Running with CUDA 10.1 on Ubuntu 18/04. Here's the virtual environment:

(dspeed) axe@axe-H270-Gaming-3:~/Downloads/DeepSpeedExamples/cifar$ pip freeze
cycler==0.10.0
dataclasses==0.8
deepspeed==0.3.10
kiwisolver==1.3.1
matplotlib==3.3.3
ninja==1.10.0.post2
numpy==1.19.5
Pillow==8.1.0
protobuf==3.14.0
pyparsing==2.4.7
python-dateutil==2.8.1
six==1.15.0
tensorboardX==1.8
torch==1.7.1+cu101
torchaudio==0.7.2
torchvision==0.8.2+cu101
tqdm==4.56.0
typing-extensions==3.7.4.3
TevenLeScao commented 3 years ago

Hello,

For the record I am currently having the same issue with CUDA 10.1 / Ubuntu 18.04 / torch 1.7.1 !

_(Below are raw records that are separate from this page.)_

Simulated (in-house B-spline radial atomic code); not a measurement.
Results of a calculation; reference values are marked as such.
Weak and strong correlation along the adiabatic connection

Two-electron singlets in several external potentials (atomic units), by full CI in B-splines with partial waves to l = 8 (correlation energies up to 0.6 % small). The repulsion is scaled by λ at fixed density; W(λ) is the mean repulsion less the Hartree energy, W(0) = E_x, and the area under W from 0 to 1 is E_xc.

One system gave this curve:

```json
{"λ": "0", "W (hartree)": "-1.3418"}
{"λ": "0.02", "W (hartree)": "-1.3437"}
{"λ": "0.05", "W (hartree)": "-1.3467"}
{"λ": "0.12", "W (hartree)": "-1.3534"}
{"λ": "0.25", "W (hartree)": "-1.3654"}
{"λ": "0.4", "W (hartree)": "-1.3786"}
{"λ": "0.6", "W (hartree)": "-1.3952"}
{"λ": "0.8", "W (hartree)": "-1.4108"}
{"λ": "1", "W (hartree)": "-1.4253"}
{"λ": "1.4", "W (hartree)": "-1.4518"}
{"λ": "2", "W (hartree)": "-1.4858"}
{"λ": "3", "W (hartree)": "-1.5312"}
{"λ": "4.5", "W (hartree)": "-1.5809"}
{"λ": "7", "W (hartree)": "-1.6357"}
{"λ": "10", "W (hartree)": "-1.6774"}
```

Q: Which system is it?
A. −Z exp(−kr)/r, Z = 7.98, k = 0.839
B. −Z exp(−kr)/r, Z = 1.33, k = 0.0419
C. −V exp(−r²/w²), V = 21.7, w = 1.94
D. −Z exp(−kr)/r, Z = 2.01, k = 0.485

TevenLeScao commented 3 years ago

I used the trick of changing -v to --version in cpp_extension.py as given here. But fused_adam still can't be found:

Traceback (most recent call last):
  File "run_clm_scaling.py", line 400, in <module>
    main()
  File "run_clm_scaling.py", line 359, in main
    train_result = trainer.train(resume_from_checkpoint=checkpoint)
  File "/home/teven/dev_transformers/transformers/transformers_perso/transformers/src/transformers/trainer.py", line 763, in train
    model, optimizer, lr_scheduler = init_deepspeed(self, num_training_steps=max_steps)
  File "/home/teven/dev_transformers/transformers/transformers_perso/transformers/src/transformers/integrations.py", line 405, in init_deepspeed
    config_params=config,
  File "/home/teven/virtualenvs/dev_transformers/lib/python3.6/site-packages/deepspeed/__init__.py", line 119, in initialize
    config_params=config_params)
  File "/home/teven/virtualenvs/dev_transformers/lib/python3.6/site-packages/deepspeed/runtime/engine.py", line 171, in __init__
    self._configure_optimizer(optimizer, model_parameters)
  File "/home/teven/virtualenvs/dev_transformers/lib/python3.6/site-packages/deepspeed/runtime/engine.py", line 514, in _configure_optimizer
    basic_optimizer = self._configure_basic_optimizer(model_parameters)
  File "/home/teven/virtualenvs/dev_transformers/lib/python3.6/site-packages/deepspeed/runtime/engine.py", line 583, in _configure_basic_optimizer
    optimizer = FusedAdam(model_parameters, **optimizer_parameters)
  File "/home/teven/virtualenvs/dev_transformers/lib/python3.6/site-packages/deepspeed/ops/adam/fused_adam.py", line 72, in __init__
    fused_adam_cuda = FusedAdamBuilder().load()
  File "/home/teven/virtualenvs/dev_transformers/lib/python3.6/site-packages/deepspeed/ops/op_builder/builder.py", line 180, in load
    return self.jit_load(verbose)
  File "/home/teven/virtualenvs/dev_transformers/lib/python3.6/site-packages/deepspeed/ops/op_builder/builder.py", line 216, in jit_load
    verbose=verbose)
  File "/home/teven/virtualenvs/dev_transformers/lib/python3.6/site-packages/torch/utils/cpp_extension.py", line 997, in load
    keep_intermediates=keep_intermediates)
  File "/home/teven/virtualenvs/dev_transformers/lib/python3.6/site-packages/torch/utils/cpp_extension.py", line 1213, in _jit_compile
    return _import_module_from_library(name, build_directory, is_python_module)
  File "/home/teven/virtualenvs/dev_transformers/lib/python3.6/site-packages/torch/utils/cpp_extension.py", line 1560, in _import_module_from_library
    file, path, description = imp.find_module(module_name, [path])
  File "/usr/lib/python3.6/imp.py", line 297, in find_module
    raise ImportError(_ERR_MSG.format(name), name=name)
ImportError: No module named 'fused_adam'
tjruwase commented 3 years ago

@Axe-- and @TevenLeScao , sorry that you are having this issue. Unfortunately, I was unable to repro the problem on my side. I have tried to recreate your environment as best possible, please review further below in case I missed a config. So my suggestion to further debug is to build fused_adam during installation instead of JIT. To do this you will need to clone and build DeepSpeed. Specifically, you want to uninstall and build DeepSpeed with the following two commands.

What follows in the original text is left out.